Monday, Oct. 06, 1930

"Handsome Adolf"

All epoch-making revolutionary events have been produced not by the written but by the spoken word!

Adolf Hitler

Not in Berlin, not even in Prussia, but in Saxony, in Leipzig sits the German Supreme Court: das Reichsgericht. Justice is done beneath a mighty dome topped by a big bronze statue of Truth. Through tall casement windows Saxon sunbeams glint upon carved oak. In such a setting presiding Judge Baumgarten (except when fiddling with one of his ears) is a sight awesome as Olympian Jove. Boldly to face the justice down, to use the Supreme Court dome as a demagog's thumping tub, to hurl from dem Reichsgericht a defy which reverberated throughout Europe, such was the feat last week of Adolf Hitler, No. I Brown Shirt Fascist (TIME, Aug. 25).

Ostensibly the proceedings were a trial for High Treason. Three young German army officers (Lieutenants Richard Scheringer, Hans Ludin, Friedrich Wendt) were charged with inciting their men to join a Fascist putsch should it be proclaimed. Without quite admitting their guilt the young officers waxed hotly truculent. "I would obey an order to shoot down Communists," shouted Lieutenant Scheringer, "but I would disobey a command to fire on men of my own persuasion!"

Exactly what was this "persuasion"? Evading damaging admissions, the Lieutenants said in effect that their views are those of Brown Shirt Hitler, leader of the National Socialist [Fascist] party whose sensational gains in the last election make it second strongest in Germany (TIME, Sept. 22). If such views be treason, argued the defense, then make the most of it!

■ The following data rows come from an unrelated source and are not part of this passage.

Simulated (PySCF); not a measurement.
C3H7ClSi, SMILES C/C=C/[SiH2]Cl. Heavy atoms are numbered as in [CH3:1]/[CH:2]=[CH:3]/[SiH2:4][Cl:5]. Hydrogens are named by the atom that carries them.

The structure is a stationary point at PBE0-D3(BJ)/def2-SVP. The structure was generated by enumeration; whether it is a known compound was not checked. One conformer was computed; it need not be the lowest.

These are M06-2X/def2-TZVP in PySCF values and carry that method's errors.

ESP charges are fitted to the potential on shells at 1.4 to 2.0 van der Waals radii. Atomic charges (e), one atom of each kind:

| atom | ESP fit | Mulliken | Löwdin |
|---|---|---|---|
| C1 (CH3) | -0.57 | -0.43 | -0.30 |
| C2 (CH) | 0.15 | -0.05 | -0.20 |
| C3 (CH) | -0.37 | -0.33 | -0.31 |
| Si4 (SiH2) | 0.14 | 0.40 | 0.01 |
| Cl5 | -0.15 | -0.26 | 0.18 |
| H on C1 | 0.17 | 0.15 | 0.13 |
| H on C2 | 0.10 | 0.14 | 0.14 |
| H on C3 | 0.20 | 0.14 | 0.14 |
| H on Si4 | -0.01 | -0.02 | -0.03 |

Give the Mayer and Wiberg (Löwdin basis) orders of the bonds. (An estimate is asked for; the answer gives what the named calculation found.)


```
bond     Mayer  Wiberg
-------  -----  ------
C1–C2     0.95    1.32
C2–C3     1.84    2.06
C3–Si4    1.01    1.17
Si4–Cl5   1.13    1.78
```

Smart, the defense determined to do exactly this, subpenaed Herr Hitler as a witness, got ready to offer him the opportunity to use the witness stand as a soapbox.

Housewives & Blue Eyes. "Hitler Kommt!" cried 2,000 excited Saxons massed inside and outside the supreme courthouse. Many were women--for thrifty German housewives particularly dislike paying reparations, have swallowed eagerly the brash Fascist promises to repudiate the Young Plan. As Herr Hitler's motorcar swirled up the women pelted him with flowers. As this medium sized man with a small blond mustache but hard, blue, twinkling eyes stepped out, soprano voices cried "Ach, der schoene Adolf!" (Ah, handsome Adolf!). But so vast, dim, labyrinthine is the supreme courthouse that Witness Hitler, studiously quiet at first, stepped into the chamber and was actually on the stand before the courtroom galleries saw him.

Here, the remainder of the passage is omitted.